Night after sleepless night, I lay staring at the ceiling, haunted by the same questions: Will the kids be okay? How can I shield them from the pain?
One month later
My ex moved out.
I vividly remember sitting in the living room one afternoon. My son was playing with his Lego, and I was curled up in the armchair reading a book.
My mom walked into the room, bewildered and in awe. “Wow, child. How could you sit still and take in anything from the book?” she asked, still reeling from everything.
I couldn’t explain it, but I felt an unshakable calm. Deep down, I knew I had to stay grounded—for my kids and myself.
But knowing isn’t doing
Shortly after, I got caught up in the legal battle—the conflicts, negotiations, and drama. I poured all my energy into my ex. Why did he make that decision? Why wouldn’t he budge? Why was he so mean? My mind was consumed with questions I couldn’t answer or control.
And in the process, I put my life on hold. Including being an engaged parent.
Yes, I was there for my kids in the practical sense—making meals, driving them to school, keeping up with their activities—but emotionally? I wasn’t present. I wasn’t there.
I could see my son was struggling. But I didn’t know how to help him. My connection with my baby girl felt shallow. Tensions with my parents were at an all-time high. Our home was filled with yelling, tears, and chaos.
If I am completely honest, some days, I just wanted to leave. To run and hide.
Then one day
I caught my reflection in the mirror and saw someone I could barely recognize. The woman staring back at me looked so drained, and, most alarming, there was no light in her eyes.
That day, I decided: enough is enough.Something had to change, and it’s NOT my ex.
I decided it’s time to shift the focus back to me. Slowly, I began to lean into yoga and meditation. I attended retreats. I cut my hair, went to spas, and started my coaching certification training.
And I did not stop there. I learned about myself from my teachers, and I deepened my practice every day!
Strangely, as I cared for myself and grew, the tension in my home started to ease. As I transformed from merely surviving to thriving, my kids did too!
Fast forward to 5 years later
Last night, after back-to-back swimming lessons, we came home, and the kids decided to put on a “live music light show.” They turned off all the lights, cranked up the beats on the piano, and grabbed every glowing toy they could find—Paw Patrol, glowing swords, bouncing balls—and we danced together for a good hour.
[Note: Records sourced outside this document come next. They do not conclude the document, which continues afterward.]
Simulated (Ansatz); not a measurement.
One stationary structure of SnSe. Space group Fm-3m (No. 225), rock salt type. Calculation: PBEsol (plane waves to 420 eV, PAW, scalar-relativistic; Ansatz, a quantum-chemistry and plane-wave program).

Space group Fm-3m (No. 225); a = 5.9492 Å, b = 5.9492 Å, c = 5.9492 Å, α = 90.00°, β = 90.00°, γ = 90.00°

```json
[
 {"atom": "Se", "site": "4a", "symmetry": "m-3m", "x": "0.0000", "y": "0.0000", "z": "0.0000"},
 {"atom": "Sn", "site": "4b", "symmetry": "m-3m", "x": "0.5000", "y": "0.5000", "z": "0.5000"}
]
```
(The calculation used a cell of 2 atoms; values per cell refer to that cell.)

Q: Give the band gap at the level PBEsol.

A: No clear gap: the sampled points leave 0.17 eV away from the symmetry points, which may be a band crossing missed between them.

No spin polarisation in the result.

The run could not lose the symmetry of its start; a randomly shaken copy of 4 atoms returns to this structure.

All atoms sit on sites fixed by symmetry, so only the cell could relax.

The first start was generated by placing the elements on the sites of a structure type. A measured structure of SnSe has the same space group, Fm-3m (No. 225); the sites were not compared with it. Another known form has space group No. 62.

My four-year-old daughter grabbed an empty juice bottle as her “microphone.” “Ladies and gentlemen, welcome to the show!” she announced, sunglasses on, pretending she was at the beach. My ten-year-old son mixed hip-hop moves with karate kicks in his pyjamas.
And I was IN IT with them, dancing, laughing…
Fully present. Pure bliss.
Will your kids be okay?
Yes, they absolutely will be okay—if you are okay! Our kids don’t need to be told the how-tos. The best gift we can give them is to lead by example.
So put the oxygen mask on you first, my friend. Take care of yourself. Build up your strength. Be your own compass.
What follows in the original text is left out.